Google is reported to be planning to launch a wearable health ecosystem at the Google I/O event later this month, following a similar launch at Apple’s WWDC.
Google’s Fit service will aggregate data from popular health trackers including wearable devices, and will be launched at the Google I/O developer conference on 25 and 26 June, according to a Forbes report. It sounds remarkably similar to Apple’s HealthKit which also aggregates health data, and services from Samsung.
Google hasn’t said anything on the subject yet, but multiple sources say it will be announcing APIs to interface health data, alongside partnerships with fitness device makers. Online speculation is now wondering if the purported service will be an integral part of Google’s Android mobile operating system or an app running on Android devices.
Google had a previous offering called Google Health, before the current excitement over wearable devices created the prospect of a surge of health data to organise. Google Health was closed in 2012, as part of a purge by Larry Page of a lot of Google experimental projects.
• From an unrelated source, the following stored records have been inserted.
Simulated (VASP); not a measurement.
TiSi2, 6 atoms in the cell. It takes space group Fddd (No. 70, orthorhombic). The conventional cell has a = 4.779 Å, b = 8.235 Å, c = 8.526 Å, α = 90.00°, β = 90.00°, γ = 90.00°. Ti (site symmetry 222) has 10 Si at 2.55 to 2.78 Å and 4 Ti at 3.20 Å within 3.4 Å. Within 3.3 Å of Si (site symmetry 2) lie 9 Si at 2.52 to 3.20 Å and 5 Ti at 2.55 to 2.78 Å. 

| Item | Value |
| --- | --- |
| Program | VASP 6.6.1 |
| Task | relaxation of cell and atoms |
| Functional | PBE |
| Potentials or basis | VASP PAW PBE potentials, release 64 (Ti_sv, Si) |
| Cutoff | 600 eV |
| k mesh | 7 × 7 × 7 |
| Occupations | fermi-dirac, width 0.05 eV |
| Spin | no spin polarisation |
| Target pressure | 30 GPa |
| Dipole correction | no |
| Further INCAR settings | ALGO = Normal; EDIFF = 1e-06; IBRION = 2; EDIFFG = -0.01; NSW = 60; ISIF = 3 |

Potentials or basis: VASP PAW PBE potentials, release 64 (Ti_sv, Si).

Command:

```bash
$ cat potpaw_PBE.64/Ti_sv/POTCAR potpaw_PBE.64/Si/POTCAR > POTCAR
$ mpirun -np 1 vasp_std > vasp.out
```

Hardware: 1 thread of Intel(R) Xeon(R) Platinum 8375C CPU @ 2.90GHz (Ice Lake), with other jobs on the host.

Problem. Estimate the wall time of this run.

Google still has plenty of blue sky work going on however. Its Calico project, launched in September, is a “moonshot” effort designed to combat aging, which has been snapping up prominent genetecists and other scientists. It most recently employed Cynthia Kenyon, ageneticist from the University of California whose work has doubled the lifespan of a species of roundworms.
A data aggregator for health tracker data is not a bid to extend human life, however, more of an effort to fend off competition from other players in a potentially big market.